Search code examples
keraslarge-databatching

Is it logical to loop on model.fit in Keras?


Is it logical to do as below in Keras in order not to run out of memory?

for path in ['xaa', 'xab', 'xac', 'xad']:
    x_train, y_train = prepare_data(path)
    model.fit(x_train, y_train, batch_size=50, epochs=20, shuffle=True)

model.save('model')

Solution

  • It is, but prefer model.train_on_batch if each iteration is generating a single batch. This eliminates some overhead that comes with fit.

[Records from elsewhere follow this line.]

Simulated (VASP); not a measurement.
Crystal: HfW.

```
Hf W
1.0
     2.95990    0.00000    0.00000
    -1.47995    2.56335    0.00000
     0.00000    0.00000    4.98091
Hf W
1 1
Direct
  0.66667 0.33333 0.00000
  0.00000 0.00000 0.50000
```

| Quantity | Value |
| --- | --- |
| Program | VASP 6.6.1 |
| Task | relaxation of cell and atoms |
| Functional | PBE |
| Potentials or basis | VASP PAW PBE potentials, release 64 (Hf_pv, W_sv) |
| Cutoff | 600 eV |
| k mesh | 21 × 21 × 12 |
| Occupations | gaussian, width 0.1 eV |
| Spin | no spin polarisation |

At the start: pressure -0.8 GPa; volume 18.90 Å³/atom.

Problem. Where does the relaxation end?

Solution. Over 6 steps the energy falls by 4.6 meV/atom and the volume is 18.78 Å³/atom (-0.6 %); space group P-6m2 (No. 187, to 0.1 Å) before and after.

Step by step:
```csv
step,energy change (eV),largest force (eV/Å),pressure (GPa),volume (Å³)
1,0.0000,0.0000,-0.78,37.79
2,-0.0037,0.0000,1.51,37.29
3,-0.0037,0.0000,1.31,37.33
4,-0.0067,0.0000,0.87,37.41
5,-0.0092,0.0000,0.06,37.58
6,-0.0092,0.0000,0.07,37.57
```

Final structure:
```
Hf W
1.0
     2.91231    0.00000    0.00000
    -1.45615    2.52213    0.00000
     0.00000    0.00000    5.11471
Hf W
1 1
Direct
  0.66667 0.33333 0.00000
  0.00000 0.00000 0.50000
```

    You can also try to create a generator and use model.fit_generator():

    def dataGenerator(pathes, batch_size):
    
        while True: #generators for keras must be infinite
            for path in pathes:
                x_train, y_train = prepare_data(path)
    
                totalSamps = x_train.shape[0]
                batches = totalSamps // batch_size
    
                if totalSamps % batch_size > 0:
                    batches+=1
    
                for batch in range(batches):
                    section = slice(batch*batch_size,(batch+1)*batch_size)
                    yield (x_train[section], y_train[section])
    

    Create and use:

    gen = dataGenerator(['xaa', 'xab', 'xac', 'xad'], 50)
    model.fit_generator(gen,
                        steps_per_epoch = expectedTotalNumberOfYieldsForOneEpoch
                        epochs = epochs)